The game of caliche is particular to the Murcia / Levante region of Spain, based on a nationally-played game called herrón. If you, as we did, look up caliche in the English-Spanish dictionary (after seeing it in the itinerary for the local fiesta), you might be confused or even horrified. Caliche (in our 4 inch thick Collins mega-dictionary) means ‘saltpetre’, or echar un caliche means something really quite surprising, and I’m not going to reproduce the translation here (we were getting prepared to watch from a distance!).

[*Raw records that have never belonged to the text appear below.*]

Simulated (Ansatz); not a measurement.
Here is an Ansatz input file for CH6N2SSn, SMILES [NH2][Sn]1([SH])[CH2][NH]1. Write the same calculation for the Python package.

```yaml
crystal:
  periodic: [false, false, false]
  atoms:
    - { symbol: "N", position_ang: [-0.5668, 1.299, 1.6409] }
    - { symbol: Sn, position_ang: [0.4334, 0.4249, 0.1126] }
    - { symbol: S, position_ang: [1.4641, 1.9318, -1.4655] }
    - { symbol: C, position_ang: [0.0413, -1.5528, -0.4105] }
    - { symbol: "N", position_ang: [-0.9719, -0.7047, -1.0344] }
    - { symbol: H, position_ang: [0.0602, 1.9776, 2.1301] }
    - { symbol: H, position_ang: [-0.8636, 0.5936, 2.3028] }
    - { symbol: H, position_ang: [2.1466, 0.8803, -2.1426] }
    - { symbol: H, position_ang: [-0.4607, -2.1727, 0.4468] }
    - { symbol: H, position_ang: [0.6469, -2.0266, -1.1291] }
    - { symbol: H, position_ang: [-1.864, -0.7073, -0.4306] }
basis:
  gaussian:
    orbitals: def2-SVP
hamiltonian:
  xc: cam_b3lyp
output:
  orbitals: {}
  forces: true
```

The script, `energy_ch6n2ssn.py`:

Caliche is a game rather like skittles in Britain. ‘Rather’ as in very loosely indeed. It is played on a flat surface (say, the road outside your local teleclub) that is 35m long and 6m wide. A wooden baton (called the caliche), 20cm long and 3cm diameter is placed 7m from the end of the field. A 2cm disk (moneda) is placed on top of the baton. The end of the field is blocked off with a stout table or similar, turned on its side to stop the moneo disks which you throw at the baton. A moneo is a weighty metal disk of 8cm diameter (could be square, too) and about 2mm thick.
The objective of the game is to throw the moneo at the caliche in such a way as the moneda and moneo end up as close as possible to each other (after displacing the moneo from the caliche.)
The game is usually played with two teams of two. Each game has 8 throws, 4 per team and 2 per player. For a throw to be considered valid, the moneda must end up closer to the moneo than the caliche. If the moneo ends up nearer the caliche, the throw was invalid and is called a ‘ganga’.
A ganga throw can also be considered valid (made into a ganga válida) in the following way. You can throw another moneo down the field with a view to getting that one to land closer to the moneda than the caliche, or throwing another moneo in order to move the caliche so that the moneo you threw initially is now closer to the moneda than the caliche. If the player manages to achieve one of these ‘validation moves’, the throw is said to be arrimar or arrestar.
If, after throwing the second moneo after a ganga throw, you still don’t have a valid throw, there is one last option to validate your throw. The caliche and moneda get put back in their place in the centre line of the field and 7m from the end board. Once set up, the team that throws first has up to 4 opportunities to overturn the caliche and make a ganga. If so, the team that throws second will have to make a ganga válida to gain a point.
The teams take turns to play first. Typically a match comprises 12 or 20 rounds (manos). A point is gained by each the team winning the mano.
Now after all that explanation of the complicated rules, that’s not how we play it in La Murta. We just line up and throw 9 discs at the pin and count how many times we knock it over. When the last person has thrown, if there’s time and enthusiasm we all start again, adding our new score to the last one. Much easier, even an extranjero can work it out!